Research Paper By Scott Berry
(Life Coach, THAILAND)
Introduction
The notion that in communication speaking is the active function and listening to the passive is persistent even in people who, on reflection, might think otherwise. It’s perhaps nowhere more evident than in the political sphere, where a leading voice—or one seeking leadership—articulates an idea its followers intuit without wholly grasping. Such a voice puts words to something listeners previously had experienced only as intellectual inclinations or vague emotions. In professional and/or life coaching, talking and listening are increasingly seen as dynamic, to the point that the literature now abounds with claims that one of the most potent items in the coach’s toolbox is what has come to be known as active listening, no oxymoron intended. The idea is now sufficiently advanced to count as settled, and a number of specific active listening strategies—the how-to’s—have been proposed and developed.

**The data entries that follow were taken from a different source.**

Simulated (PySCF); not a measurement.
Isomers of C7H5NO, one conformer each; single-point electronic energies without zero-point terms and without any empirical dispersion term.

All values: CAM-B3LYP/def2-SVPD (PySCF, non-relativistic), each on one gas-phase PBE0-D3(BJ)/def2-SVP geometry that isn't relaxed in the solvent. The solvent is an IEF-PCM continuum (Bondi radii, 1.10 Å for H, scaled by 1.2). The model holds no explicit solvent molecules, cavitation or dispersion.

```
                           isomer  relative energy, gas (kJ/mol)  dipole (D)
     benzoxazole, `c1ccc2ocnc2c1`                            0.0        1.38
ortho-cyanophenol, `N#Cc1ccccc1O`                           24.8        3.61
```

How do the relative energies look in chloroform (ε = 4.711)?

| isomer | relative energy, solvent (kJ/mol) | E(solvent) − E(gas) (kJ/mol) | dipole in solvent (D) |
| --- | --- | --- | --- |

The Concept of Active Listening
Writing for the Canadian Center of Science and Education, researchers Frode Moen and Roger Andre Federici argue that two important principles that “define” the coaching process are “[t]he importance of asking the right questions followed by the ability to listen deeply to what the coachee is saying” (Kvalsund, 2005)[i]. “Powerful questions are supposed to open up and expand the information about the focused case, and the listening process is supposed to ensure that the coachee is respected, heard, and understood.”[ii] ‘“Attention to the coachee’s world is therefore essential in coaching.”[iii] “By using powerful questioning and active listening the coachee will become more aware of the focused case and increase his or her ability to take responsibility in his or her learning. The true nature of a coaching relationship is therefore based on mutuality[emphasis added], in which both parties are equal in the relationship and promote each other’s independence while working and learning together.” In short, in client-centred coaching, active listening on the part of the coach is not a series of one-way exchanges but, rather, participatory.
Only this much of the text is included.